I want my table back though. Most of it is taken up with this still life. The next one is going to be Very Small Objects, a single pastel stick and a piece of white quartz and maybe a marble. I'm going to stick everything to a small box lid with blue tack and put it under my lamp to light it, then be able to move it out of my way when I need to. Hm. Putting it to my right would also let me swing my magnifier down in front of it for details.

I also started another still life, this time in Oil Pastels.



This is the sketch for Apples in Blue Silk from a reference posted at WetCanvas in the Reference Image Library, which means I can't repost the reference without permission. I am going to message the photographer though, so that if she's willing to let me post the reference on my site with credit and a link I can put it on Explore-Oil-Pastels-With-Robert-Sloan.com. If not, I'll do something else though.

I may make the first step by step articles on the site fairly simple ones rather than involved paintings -- like post this painting but do a step by step of doing one apple with a rumpled cloth around it. I love the swirling "contour map" shapes of the background cloth, it's cool even in sketch form.
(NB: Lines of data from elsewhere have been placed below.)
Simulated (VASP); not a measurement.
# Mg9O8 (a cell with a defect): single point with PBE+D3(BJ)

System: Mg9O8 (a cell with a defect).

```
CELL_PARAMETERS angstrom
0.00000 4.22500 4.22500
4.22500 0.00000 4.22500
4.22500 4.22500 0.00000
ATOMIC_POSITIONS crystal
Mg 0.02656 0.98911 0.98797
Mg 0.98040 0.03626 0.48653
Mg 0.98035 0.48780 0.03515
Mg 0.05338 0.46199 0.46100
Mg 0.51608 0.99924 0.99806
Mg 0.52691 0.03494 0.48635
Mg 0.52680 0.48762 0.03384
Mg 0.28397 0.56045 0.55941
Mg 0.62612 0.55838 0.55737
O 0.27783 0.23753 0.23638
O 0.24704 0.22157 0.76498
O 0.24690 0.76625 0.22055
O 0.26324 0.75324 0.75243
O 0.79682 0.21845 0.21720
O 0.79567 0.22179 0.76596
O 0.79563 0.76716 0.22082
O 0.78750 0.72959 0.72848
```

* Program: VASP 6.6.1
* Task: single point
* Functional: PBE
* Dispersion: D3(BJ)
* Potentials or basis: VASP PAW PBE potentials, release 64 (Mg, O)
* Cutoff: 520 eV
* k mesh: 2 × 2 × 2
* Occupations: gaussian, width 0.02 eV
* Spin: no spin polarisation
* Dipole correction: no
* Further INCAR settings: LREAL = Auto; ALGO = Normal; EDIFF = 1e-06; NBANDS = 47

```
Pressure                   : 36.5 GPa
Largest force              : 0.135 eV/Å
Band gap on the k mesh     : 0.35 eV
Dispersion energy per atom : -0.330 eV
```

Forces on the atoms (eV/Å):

I also finished and sent in my Bird of Paradise: Remake article for The Oil Spiel, newsletter for the Oil Pastel Society. I will be putting articles in every issue and so will a friend of mine, Dr. Bill LeGrande. Bill's doing scientific research on the surfaces and mediums and pastels, he's going to examine the surfaces under a microscope so we can compare the grit and tooth of papers seeing them blown up and many other cool things. His collection of oil pastels is much bigger than mine, though by the time I get my February art supply order I should be caught up on the main brands.

I'm going to be reviewing a cheap brand too next month. I've seen some extraordinary paintings on YouTube and WetCanvas done in Pentel oil pastels. I looked at the Blick listing for Pentel oil pastels out of curiosity, since Blick lists these as Scholastic. IE so cheap no self respecting artist should ever sell anything done with them. Not necessarily so...

Pentel Oil Pastels are definitely in a price range with Loew-Cornell and all the kiddie brands like Crayola. However, people are doing good art with them and this is a quote from the description: "They offer the artist clear, brilliant, long-lasting, and fade-resistant colors."

Not exactly "lightfast" as a mention but they might not be as nastily fugitive as some of the cheapies. I will be getting them next month, trying them and putting some tips in my review on how to make them handle like the more expensive artist grade oil pastels. I have a feeling these are miscategorized and should be up in Student grade rather than Scholastic.

Once I pick up boxes of all the available brands including all the super-cheap ones, I am going to start a comparative lightfastness test at home -- basic strips of color marks, cover half the mark with cardboard and tape them into the big windows of the Cold Room. I'll take them down and scan them after a month, a few months, and a year once I get that set up. So it won't really be till 2010 that I can safely say whether Pentel lives up to this claim. But given that it's at least claiming that it's fade-resistant and that I've seen a lot of good art done with them, I'm going to put them at the top of the list for what to get if you don't have any money to speak of.

The big Pentel set of 49 colors, 50 sticks has two white just like the big Loew Cornell set. It's only $5.69 at Blick so it is a whim-item. Canvas boards, canvas pads or just drawing pads are cheap too. This may put a decent art medium into the hands of people who are dead broke -- and finding out if any of the cheap-cheap oil pastel brands are good enough for people to sell art without a "this is fugitive, don't hang it on the wall" warning is important. Once I have done the lightfastness test, I may have lists of colors that are safer than others if you have to resort to cheapies.

Fluorescent color oil pastels are never lightfast. Even Sennelier makes them but the nature of the pigment makes lightfastness impossible, it'll degrade every time you look at it in a black light or with any UV. It breaks down in light to create that day-glow effect.
Explore-Oil-Pastels-With-Robert-Sloan.com Articles at eHow.com, ETSY shop, My Bonanzle Booth, deviantART gallery, SFFmuse and look for art by robertsloan2art on eBay. Listed on Art Blogs 4 U
Proud member of the Oil Pastel Society
Interesting art blog: Patrick's Art Blog focused on realism!
New Topical Blog: www.robs-art-supply-reviews.blogspot.com for all the cool art stuff that isn't oil pastels!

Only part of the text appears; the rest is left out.